We are a nation that spends more on spying on citizens than any other nation.

We are a nation that uses more psychiatric drugs than any other nation.

We are a nation that sets the standard for voting corruptibility, with electronic tallying that is impossible to reliably recount.

The list goes on and on, and then there are all the other list items where we are low, like infant death rate, access to WIFI, educational skills…”

No, America is not exceptional in the way the president meant. It is a rogue state, an outlaw state. It is the world’s bully and needs to be reined in.

Interestingly, the ones doing that reining are the pariahs of the last century, Russia diplomatically and China economically. For example, it was the Russian president who in the Syrian crisis ended up taking the high road stressing the need for diplomacy, dialog, and reconciliation.

Definitely conceding that high ground to Mr. Putin, Mr. Obama seemed content with the low. While calling Mr. Assad to observe international law, Mr. Obama himself violated those norms by peppering his speech last week with threats of violence that are themselves thereby prohibited. (Remember, the use or threat of force outside circumstances of immediate self-defense is prohibited by international law.)

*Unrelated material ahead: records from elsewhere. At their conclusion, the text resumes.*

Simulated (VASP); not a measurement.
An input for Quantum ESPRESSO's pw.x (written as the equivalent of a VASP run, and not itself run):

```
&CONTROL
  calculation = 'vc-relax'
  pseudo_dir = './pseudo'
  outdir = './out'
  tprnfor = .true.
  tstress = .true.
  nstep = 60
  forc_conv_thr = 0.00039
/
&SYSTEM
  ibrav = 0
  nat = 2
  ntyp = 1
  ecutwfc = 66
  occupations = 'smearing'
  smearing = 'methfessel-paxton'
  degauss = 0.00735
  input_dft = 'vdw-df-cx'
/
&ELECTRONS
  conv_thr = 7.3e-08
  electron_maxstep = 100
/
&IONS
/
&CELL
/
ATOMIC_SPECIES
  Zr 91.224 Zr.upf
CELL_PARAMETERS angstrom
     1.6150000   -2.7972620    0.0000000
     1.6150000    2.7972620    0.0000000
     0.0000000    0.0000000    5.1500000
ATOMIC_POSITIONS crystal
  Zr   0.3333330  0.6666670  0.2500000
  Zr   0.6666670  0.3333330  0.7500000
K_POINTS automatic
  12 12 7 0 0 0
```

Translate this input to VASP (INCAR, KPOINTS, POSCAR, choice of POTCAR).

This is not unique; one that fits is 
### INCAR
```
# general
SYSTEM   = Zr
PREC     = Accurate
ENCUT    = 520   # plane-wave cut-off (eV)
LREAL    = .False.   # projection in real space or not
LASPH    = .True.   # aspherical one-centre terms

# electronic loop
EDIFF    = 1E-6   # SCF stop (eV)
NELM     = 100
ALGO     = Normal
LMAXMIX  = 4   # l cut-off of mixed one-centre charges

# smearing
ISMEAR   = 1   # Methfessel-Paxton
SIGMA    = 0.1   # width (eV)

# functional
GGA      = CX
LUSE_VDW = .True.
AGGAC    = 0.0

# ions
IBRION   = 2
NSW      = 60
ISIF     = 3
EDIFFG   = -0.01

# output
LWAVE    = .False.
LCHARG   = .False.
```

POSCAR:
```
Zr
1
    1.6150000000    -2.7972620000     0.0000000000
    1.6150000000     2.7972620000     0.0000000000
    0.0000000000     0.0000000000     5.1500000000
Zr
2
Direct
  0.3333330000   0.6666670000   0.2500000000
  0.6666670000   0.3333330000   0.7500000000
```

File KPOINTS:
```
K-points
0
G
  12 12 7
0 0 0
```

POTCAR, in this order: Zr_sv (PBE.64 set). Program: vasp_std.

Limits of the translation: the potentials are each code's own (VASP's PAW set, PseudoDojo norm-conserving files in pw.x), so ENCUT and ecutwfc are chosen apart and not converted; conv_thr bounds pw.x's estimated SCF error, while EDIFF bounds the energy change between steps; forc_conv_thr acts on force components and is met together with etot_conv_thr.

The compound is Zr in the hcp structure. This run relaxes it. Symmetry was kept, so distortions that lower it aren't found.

So with black hat firmly in place, the U.S. president attempted to persuade Americans, both conservative and liberal of the moral superiority of bombing rather than diplomacy, dialog, and reconciliation. In defending the morality of bombing, the president said nothing of the will of his constituents or the alignment of votes in Congress. Certainly, no mention was made of the dissenting positions of Pope Francis, the Archbishop of Canterbury, or the Dali Lama all of whom had strongly opposed Mr. Obama’s plans.

Meanwhile, the president ignored a golden opportunity for using Mr. Assad’s concessions around chemical weapons for ridding the entire Middle East of such threats along with nuclear weapons. He could easily have done so and reclaimed the true moral high ground by calling for a Geneva Conference to that end.

He did not for one simple reason. And that is that Israel, America’s staunch ally, has refused to sign the Chemical Weapons Convention which prohibits not only the use of chemical weapons, but their possession. Israel stands in violation of international law in virtue of its huge stockpile of chemical weapons along with an equally huge arsenal of nuclear weapons. No one in our government or the mainstream press says anything about that. They never will.

Israel also continues to illegally occupy the Golan Heights in Syria no less.

There’ll be no discussion of that either by our president, secretary of state or mainstream media.

Mr. Obama succeeded in only one thing last Tuesday. He made it clear that he and his country are not exceptional.

We are “deceptional” on the one hand and deceived on the other.

Mali for Dummies (Part One: General Background)

Are you confused by what’s happening in Mali? Welcome to the club. We’re probably all puzzled and feel like dummies overwhelmed by information pieces that provide a welter of names, dates, organizations and explanations that are complicated, contradictory and vague. As a result, we probably accept the “official story” behind France’s U.S. – supported intervention in Mali as promulgated by our own State Department, France, Algiers and others.

That story goes that “we” are fighting AQIM (al-Qaeda in the Islamic Maghreb) which has suddenly materialized in Mali as part of a world-wide terrorist offensive that justifies the “Global War on Terrorism.” Well, if it’s a fight against al-Qaeda, we might reason, I guess I have to be for it.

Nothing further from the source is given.